Artificial intelligence (AI) and sensor technologies that can measure workforce happiness could become a trend among businesses as they seek ways to increase happiness among their employees, improving business productivity and profits, says Japan-based technology firm Hitachi.
"There is a global trend among businesses, cities and nations to focus more on people's happiness than economic growth, looking beyond safety and physiological issues," said Kazuo Yano, head of the happiness project for future investment division of Hitachi. He was speaking at the Hitachi Social Innovation Forum in Bangkok yesterday.

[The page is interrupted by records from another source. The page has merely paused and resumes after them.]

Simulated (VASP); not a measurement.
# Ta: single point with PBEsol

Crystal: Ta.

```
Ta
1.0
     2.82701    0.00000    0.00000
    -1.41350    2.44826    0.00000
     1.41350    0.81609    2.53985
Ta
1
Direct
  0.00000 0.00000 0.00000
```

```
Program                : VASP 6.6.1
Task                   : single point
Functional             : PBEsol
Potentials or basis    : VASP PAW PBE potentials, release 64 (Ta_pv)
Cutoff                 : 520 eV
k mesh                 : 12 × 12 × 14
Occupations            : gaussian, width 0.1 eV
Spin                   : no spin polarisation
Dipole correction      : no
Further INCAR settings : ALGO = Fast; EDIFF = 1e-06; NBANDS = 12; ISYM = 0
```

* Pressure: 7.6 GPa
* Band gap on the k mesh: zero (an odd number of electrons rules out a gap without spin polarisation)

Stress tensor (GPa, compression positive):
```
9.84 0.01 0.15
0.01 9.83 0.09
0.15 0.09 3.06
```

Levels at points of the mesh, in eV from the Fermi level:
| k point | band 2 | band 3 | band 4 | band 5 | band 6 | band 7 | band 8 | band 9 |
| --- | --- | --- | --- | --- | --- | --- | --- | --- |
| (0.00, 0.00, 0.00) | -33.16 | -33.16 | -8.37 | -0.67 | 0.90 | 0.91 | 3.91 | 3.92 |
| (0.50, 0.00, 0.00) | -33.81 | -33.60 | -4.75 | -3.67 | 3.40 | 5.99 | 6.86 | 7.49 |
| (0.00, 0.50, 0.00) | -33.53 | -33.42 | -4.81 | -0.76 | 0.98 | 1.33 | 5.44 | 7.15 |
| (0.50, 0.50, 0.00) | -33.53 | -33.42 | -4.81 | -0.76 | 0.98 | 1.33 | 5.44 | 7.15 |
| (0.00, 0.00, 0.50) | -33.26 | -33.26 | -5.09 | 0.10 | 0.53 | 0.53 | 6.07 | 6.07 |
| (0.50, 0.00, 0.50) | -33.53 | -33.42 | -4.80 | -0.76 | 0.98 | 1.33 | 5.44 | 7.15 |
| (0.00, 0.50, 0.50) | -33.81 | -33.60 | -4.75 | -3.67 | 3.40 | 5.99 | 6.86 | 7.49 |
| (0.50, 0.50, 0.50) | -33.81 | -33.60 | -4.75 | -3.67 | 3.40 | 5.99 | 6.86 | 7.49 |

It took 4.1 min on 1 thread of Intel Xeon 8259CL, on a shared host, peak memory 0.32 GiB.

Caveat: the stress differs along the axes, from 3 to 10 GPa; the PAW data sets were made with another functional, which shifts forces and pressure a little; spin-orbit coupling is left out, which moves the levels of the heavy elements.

He cited the United Arab Emirates (UAE), where the government values citizen happiness and has set up a Ministry of Happiness that gauges the impact of every law on people's happiness.
Mr Yano, an AI expert, said organisations in the future will focus more on the sustainable happiness of workforces, which includes esteem, self-actualisation and transcendence.
He said happiness is a biochemical reaction in the human body that can be reflected via blood vessels and pressure as well as respiration and muscles.
A simple way to measure happiness is to examine muscle relaxation and contraction, said Mr Yano. Information can be gained by tracking people's physical motions and movement via wearable devices the company developed, he said.
Mr Yano said over the past 14 years he has used the wristbands to measure his own happiness and expanded the experiments to other groups in different cultures and countries.
According to him, flexibility of physical motion has a correlation with happiness.
Happiness can be measured via Hitachi's Happiness Planet mobile app on smartphones synced with wearable devices, said Mr Yano. The system can also recommend ways to improve happiness to users, such as by interacting more with people to make others happy.
He said sustainable happiness of people is "psychological capital", which can enhance business profits, health and relationships.
Under the experiments on the app, which is in the beta stage, the psychological capital of workers rose by 33% and profits climbed by 10%, said Mr Yano. Sales per hour increased by 34% at call centres and sales at stores went up by 15%. Testing has been carried out with 83 organisations and 4,300 people.
Hitachi plans to launch solutions in Japan, then other counties.